‘When the men came to Jesus, they said, “John the Baptist sent us to you to ask, ‘Are you the one who is to come, or should we expect someone else?’”’ (Luke 7:20 NIV)
What!? Hadn’t John’s mother told him, and retold, the story of Mary visiting her when they were both pregnant? Hadn’t they kept in touch as cousins over the years, especially on the annual pilgrimage to Jerusalem for Passover? So wouldn’t John know who Jesus was when he turned up at the Jordan? Hadn’t John seen the Holy Spirit descend on Jesus when he was baptised?
Why question Jesus’ identity now?
Well, Jesus was wandering around the countryside mixing with all sorts of nobodies and undesirables and deplorables, and doing nothing at all about raising an army to kick out the Romans and bust John out of Herod’s prison.
Considering John was on death row, fair enough that he was feeling a bit tetchy. Poor guy.

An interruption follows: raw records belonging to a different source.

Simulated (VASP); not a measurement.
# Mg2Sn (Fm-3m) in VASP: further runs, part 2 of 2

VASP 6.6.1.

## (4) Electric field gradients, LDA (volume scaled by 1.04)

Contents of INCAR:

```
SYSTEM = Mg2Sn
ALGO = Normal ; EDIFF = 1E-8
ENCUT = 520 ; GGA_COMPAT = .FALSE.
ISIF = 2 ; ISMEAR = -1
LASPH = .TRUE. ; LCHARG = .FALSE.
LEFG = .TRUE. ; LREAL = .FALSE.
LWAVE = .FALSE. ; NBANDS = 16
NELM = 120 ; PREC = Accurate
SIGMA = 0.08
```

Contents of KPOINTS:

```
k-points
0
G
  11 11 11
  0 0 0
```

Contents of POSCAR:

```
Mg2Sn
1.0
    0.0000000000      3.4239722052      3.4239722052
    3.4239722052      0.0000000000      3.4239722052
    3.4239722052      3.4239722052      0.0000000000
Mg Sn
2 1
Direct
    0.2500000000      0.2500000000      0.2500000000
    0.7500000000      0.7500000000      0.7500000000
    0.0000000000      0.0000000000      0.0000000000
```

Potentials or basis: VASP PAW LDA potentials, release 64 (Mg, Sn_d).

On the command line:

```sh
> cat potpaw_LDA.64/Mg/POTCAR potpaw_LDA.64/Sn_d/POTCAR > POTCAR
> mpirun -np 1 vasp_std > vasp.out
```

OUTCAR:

But here’s the thing. Can Christian writers learn anything from this story?
Well, first, that it is a story. A true story, included in Scripture for a reason. Along with all the other forms of writing in Scripture, an honoured place is held by stories. This validates our telling stories to share Christian truth, particularly stories of how God has worked in our lives.
Even fiction is included, unless you hold that the Good Samaritan and the Prodigal Son and his father and brother were real, historical people.
But what can we learn from this particular story?
Australian society around us is a lot more sceptical about Jesus than John ever was.
How does Jesus’ response to the men who came from John help us there?
Note first that Jesus does not enter into a religious argument with them. He lets them watch him at work, and at the end of the day he tells them to go back to John and tell him what they have seen. ‘”The blind receive sight, the lame walk, those who have leprosy are cleansed, the deaf hear, the dead are raised, and the good news is proclaimed to the poor.”’ (Luke 7.22 NIV)
I’d suggest from this, that our first response to a sceptical world is to display a surprisingly different life, where Kingdom values are lived out. Especially values of kindness and care and concern for the poor. To actually mix with society’s marginalised.
A response where we don’t leap to defend ourselves when challenged.
Where we’re not easily offended. Where we don’t turn on others who hurt us or doubt us.
A response of compassion for the doubters, not superiority because we’ve ‘got it.’
Second, Jesus wasn’t thrown off-course. He didn’t start doing whatever John and others must have expected a Messiah to do. He continued doing exactly what the Father was telling him to do.
Are we doing what the Father has called us to do? Or something else? In our writing or elsewhere, do we take time to stop and check we’re on course?
Are we keeping our ears open to the Father, while we live out the Kingdom in a world of sceptics? If so, there is a possibility a watching world might see a little of God at work behind the scenes, through the life we live and the words we write.